Updated on August 22, 2012

It is of no surprise that even the most modern ideas, ideals and inventions have their roots from as far as the ancient times.

The Roman thinkers and philosophers are the people who would form the first legal system, create the its principles and shaped its spirit into something very familiar to today’s legal system.

For the study of law everyone needs a strong background in Latin, which along with the Latin culture are the foundation of nowadays scientific integration. A large portion of the law terminology in the roman as well as the English, German and the Slavic languages comes from more or less from Latin.

In fact, the Latin language started leaving the boundaries of the roman empire, and it is in this time that the Europe was for the first time spiritually connected by a language. It was the language chosen by the scholars and the church in the middle ages.

It is said tat the Roman empire ruled over the world three times, first by the might of its legions, the second with prosperity of its republic, and the latter - the Latin language.

The tree main principles of roman law are:

  1. honeste vivere - live honestly,
  2. alterum non laedere - don’t do harm to others; and
  3. suum cuique tribuere - give a person what’s he has earned.

Out of those came out "bon fides" - the principle of the fair roman citizen: "nemo plus iuris in alium transferre potest quam ipse habet" no one person can give another more right, than he himself possess, this is one of the many roman sayings that are actual to date.

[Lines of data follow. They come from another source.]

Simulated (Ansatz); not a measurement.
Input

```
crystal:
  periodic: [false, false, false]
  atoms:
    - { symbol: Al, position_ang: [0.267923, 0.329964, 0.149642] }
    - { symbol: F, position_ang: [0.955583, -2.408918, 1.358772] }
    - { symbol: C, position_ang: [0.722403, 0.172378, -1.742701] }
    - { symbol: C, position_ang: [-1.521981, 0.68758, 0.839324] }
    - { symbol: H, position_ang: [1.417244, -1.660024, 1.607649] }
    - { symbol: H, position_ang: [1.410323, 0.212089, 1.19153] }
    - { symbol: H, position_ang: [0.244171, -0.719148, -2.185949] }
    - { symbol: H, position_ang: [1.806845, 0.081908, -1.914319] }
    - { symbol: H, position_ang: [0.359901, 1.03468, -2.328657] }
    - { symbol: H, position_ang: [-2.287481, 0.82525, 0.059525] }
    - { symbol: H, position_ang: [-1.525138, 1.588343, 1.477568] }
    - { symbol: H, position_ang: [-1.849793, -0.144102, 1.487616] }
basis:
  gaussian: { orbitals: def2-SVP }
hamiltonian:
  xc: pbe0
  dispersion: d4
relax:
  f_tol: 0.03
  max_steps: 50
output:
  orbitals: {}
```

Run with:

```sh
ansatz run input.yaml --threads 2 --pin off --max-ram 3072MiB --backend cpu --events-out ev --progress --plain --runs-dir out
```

It's an interesting fact that entire Europe and the western world were influenced by the Roman principles and law system.

The immortality of the classical roman legal system is hidden in the clearness of it’s principles and institutes, as well as in it’s logic.


In ancient Rome, there was a duality on the matter with law. On one hand it was something, not dependent on the people, separately even and yet it was the one thing that controlled society. It was thought that the law didn’t represent the moral principles, it was somewhat less fair to the people.

Civil and prosecution legal systems foundation also come out of these principles. The first civil courts were established. The competitive character of the system, the immunity of the courts, the prosecution, strength of the verdict, the pleading and many more. As for the prosecution, there was a rule which stated that there can't be a crime and a punishment if they are not viewed in front of the law:

"Nullum crimen, nulla poena sine lege praevia"

This principle we can find today in the codex’s of the modern European countries.